The Los Angeles artist Mark Bradford’s solo exhibition inaugurates Hauser & Wirth’s new space in H Queen’s, the much-anticipated art building in downtown Hong Kong that was completed last year.
It’s unsurprising that Hauser & Wirth chose Bradford, who represented the United States at the 2017 Venice Biennale, to open their new 10,000-square-foot gallery. Last year, a triptych by the artist sold for $5 million at Art Basel Miami. And, since his 2015 exhibition at the Rockbund Art Museum in Shanghai, his name has been on the radar of all major Asian collectors.
Bradford is best known for his multilayered abstract canvases that serve as windows onto the class, race and gender-based economies of urban society. Using layers of pasted material, sanded down to reveal juxtapositions of color and pattern, the grid like patterns of his rich topographical landscapes have been compared to the works of Mondrian. In 2015, he described his work to the New Yorker as abstract art “with a social or political context clinging to the edges.”

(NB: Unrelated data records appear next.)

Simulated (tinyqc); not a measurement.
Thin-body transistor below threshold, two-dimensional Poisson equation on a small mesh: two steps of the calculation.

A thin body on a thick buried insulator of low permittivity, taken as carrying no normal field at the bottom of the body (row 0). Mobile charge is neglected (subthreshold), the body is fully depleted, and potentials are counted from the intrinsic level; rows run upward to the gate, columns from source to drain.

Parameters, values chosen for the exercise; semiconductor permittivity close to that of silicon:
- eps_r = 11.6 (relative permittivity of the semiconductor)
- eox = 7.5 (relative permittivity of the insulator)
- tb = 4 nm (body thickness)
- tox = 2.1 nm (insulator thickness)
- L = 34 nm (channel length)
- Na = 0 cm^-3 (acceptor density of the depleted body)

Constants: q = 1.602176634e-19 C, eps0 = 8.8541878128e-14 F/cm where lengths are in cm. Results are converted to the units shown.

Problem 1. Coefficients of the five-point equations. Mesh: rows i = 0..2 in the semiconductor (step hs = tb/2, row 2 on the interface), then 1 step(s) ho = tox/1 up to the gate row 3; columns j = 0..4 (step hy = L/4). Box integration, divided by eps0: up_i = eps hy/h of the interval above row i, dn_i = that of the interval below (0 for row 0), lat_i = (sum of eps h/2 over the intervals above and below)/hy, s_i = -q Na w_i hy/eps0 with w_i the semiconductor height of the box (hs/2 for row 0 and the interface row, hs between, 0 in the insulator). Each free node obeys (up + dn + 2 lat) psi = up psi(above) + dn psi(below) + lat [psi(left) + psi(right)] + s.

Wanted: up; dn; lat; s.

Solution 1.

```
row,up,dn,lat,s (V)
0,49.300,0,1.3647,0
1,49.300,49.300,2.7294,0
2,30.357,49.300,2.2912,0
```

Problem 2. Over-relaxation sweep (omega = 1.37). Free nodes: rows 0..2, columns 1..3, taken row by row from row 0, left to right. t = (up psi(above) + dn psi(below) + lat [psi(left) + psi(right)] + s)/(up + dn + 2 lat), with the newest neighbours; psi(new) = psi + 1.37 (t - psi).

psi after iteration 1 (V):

Born in Los Angeles in 1961 to a single mother, Bradford worked at his mother’s hair dressing salon before going to art school. When he discovered painting was another way to manifest his intuition for beauty, he was awarded, aged 30, a full scholarship to the California Institute of the Arts. Since then, he has been creating pieces at an impressive rate, inspired by the rapidly changing neighborhoods of his city and often drawing on historical parallels, such as the Tulsa race riots of 1921 and the Los Angeles race riots in 1992, such as in “Scorched Earth” (2006).
Quoting Michel Laguerre’s “The Informal City,” he said: “The informal arena provides a hidden space where one can stand to read a city as a social laboratory of everyday practice.” His studio is located close to where he grew up, in a southern Los Angeles neighborhood blighted in his youth by deindustrialization and the crack epidemic of the 1980s.
He often uses materials found around his studio, exploring the materiality of informal economies. His 2004 piece “Los Moscos” (The Flies), which uses a derogatory term for migrant laborers, was inspired by Hispanic immigrants waiting outside a Home Depot store. Bradford scoured the area, collecting hundreds of advertisements for lawyers, handbills, and other scraps, which he transformed into an aerial view of the city: an explosion of yellow on black, with thin radial veins. The piece is now owned by the Tate in London.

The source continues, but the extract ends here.